2. Doom ; Rip and tear! Doom is a shining example of how to do a revival of an old-school FPS based on movement and momentum right. It has a lot of the trappings of modern shooters, but it kept the speed based combat of the original Doom, as well as exploring for secrets. Each enemy is also still easy to identify, has optimal tactics to counter, and with the glory kill mechanic, you're encouraged to go up close and personal to rip and tear heath pickups out of your foes. Or cuts them in half with a chainsaw to make them explode into ammunition. Does that even make sense? Hell no, but it works perfectly as a game mechanic. Overall it just feels like Doom. It does help that despite only being a pair of arms, and sometimes a torso, the Doom Marine is a surprisingly effective silent protagonist. This game gets more out of a scripted camera pan and a shotgun pump than many games do in a long cutscene. But he is a simple guy. There are demons. He hates demons with a fiery passion. Everything else stems from there, especially the glory kills.
As an aside, thank you Doom for having a colorblind mode, especially having three different colorblind modes. That's much appreciated and pretty unexpected. I mean... it's Doom. It didn't need one. But it is a main reason Doom sits in the high end of this list.
3. XCOM 2 ; You lost. Now what are you going to do about that? The aliens have taken over the world and are close to finishing their sinister plot against humanity, and only a rag-tag bunch of soldiers in their flying headquarters can stand against them. They are XCOM and thank heavens you're here to lead them again, Commander. XCOM 2 is... well it's more XCOM. The interplay of the strategic and tactical layers is still there, and both have seen some changes since Enemy Unknown. Being the aggressor, you start many missions in concealment and can make big aggressive moves with vastly reduced risk which you'll need to since many mission have harsh turn limits. Same with the strategic layer, there's a big red bar ticking down to your doom, and you can only delay it, not stop it. That's a theme of the game, timers, and turn limits to force your hand. And that is a matter of taste. I don't mind as much, but others do.
4. Phoenix Wright: Ace Attorney - Spirit of Justice ; Or more accurately, Apollo Justice: Ace Attorney - Spirit of Justice. Because this is Apollo's game, and thank Capcom for that. It's the sequel to Dual Destinies and that's pretty much exactly what you should expect. The gameplay is the familiar old Ace Attorney, with a new minigame added in the Seance sequences where you see the last moments of a victim's life and get into an argument about what that actually means. It has a fantastic cast of characters, as usual, a pretty amazing soundtrack, and has perfected the dramatic reveals to an artform. Especially in the fifth episode. If there's one thing Ace Attorney games know how to do, it's the final episodes and Spirit of Justice does not disappoint.
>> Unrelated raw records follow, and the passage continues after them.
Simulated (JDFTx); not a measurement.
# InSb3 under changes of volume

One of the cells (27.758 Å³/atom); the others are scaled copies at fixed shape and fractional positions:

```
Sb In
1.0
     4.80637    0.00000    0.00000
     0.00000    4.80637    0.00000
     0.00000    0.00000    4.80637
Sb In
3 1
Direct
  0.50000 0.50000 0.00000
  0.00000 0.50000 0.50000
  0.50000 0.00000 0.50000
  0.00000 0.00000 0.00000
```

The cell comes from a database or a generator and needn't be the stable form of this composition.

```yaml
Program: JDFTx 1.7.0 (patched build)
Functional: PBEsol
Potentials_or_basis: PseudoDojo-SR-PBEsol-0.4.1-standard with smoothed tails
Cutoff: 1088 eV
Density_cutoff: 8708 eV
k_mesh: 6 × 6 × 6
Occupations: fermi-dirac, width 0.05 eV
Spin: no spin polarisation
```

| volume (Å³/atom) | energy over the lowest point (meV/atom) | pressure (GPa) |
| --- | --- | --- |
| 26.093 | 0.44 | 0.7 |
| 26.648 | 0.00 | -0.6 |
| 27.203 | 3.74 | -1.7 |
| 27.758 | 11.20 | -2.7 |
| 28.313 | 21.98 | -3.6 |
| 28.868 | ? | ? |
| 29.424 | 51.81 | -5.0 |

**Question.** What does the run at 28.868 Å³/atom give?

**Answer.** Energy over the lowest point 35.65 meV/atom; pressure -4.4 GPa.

5. Dragon Ball Xenoverse 2 ; Self insert Dragon Ball fanfiction, the sequel! The Time Patrol is hiring! Create your new character (and import your original Xenoverse one for story reasons) and play through a story mode where a genric doomsday villain is threatening time itself, with movie villains this time! Face off against Lord Slug, Turles, Cooler, Janemba, and everyone's favorite rageaholic, Broly as they intrude on the Dragon Ball history in the worst possible times. The game is a fairly improved sequel overall, the fighting system has been streamlined, and the AI has stopped cheating, it just fights really well instead. Good luck with Story Mode Cooler. You will need it. The multiplayer side has added more co-op missions and raids, as well as a sprawling hub world that you can fly around in... when you get your flying license after beating Cooler.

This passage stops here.